In 1962, while an MP, he helped facilitate the sale of the home to the Ukrainian Church and 21 years later, he oversaw a grant proposal worth $156,000 for roof and foundation repairs.
The once-lavish home built in 1816 has stood boarded up and empty since 2003. Heritage Canada’s National Trust placed it on an endangered list for demolition by neglect, a fate avoided when the town purchased it in the fall of 2016.
A group of concerned citizens reorganized their restoration efforts as the Belle Vue Conservancy and embarked on a $1-million fundraising campaign.
The Whelans’ contribution pushes the conservancy’s first-year donation total to $305,000.
As a major donor to the window program, a plaque commemorating Eugene and Elizabeth will be placed below a riverfront window in the pioneer kitchen of the home.
One of five main-floor rooms has garnered a $100,000 donation for naming rights from the Gatfield Family Foundation.

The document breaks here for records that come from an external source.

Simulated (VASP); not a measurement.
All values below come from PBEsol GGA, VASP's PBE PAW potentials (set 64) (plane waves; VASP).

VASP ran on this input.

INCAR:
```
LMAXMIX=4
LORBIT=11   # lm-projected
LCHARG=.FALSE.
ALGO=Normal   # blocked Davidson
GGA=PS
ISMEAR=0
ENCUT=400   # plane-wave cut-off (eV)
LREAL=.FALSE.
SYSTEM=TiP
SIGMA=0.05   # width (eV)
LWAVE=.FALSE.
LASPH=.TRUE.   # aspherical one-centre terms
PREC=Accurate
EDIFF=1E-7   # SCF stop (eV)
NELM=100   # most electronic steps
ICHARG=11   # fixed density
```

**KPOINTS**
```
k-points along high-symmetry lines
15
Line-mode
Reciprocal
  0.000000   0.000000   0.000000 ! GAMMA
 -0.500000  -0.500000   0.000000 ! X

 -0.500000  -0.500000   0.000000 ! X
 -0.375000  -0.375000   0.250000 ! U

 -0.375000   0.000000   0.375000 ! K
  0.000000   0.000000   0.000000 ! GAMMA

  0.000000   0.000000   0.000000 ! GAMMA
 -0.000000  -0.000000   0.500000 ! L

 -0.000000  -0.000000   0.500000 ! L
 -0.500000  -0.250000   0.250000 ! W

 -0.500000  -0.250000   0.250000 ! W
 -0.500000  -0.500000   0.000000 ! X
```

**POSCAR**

Shirley Curson-Prue, president of the Belle Vue Conservancy, said fundraising efforts continue. In addition to its corporate outreach, the group just launched an initiative aimed at high school students, kicking it off with a visit to Villanova last week.
“We’re trying to hit as many demographics as we can,” Curson-Prue said. “This is your future, this is where your kids are going to come.”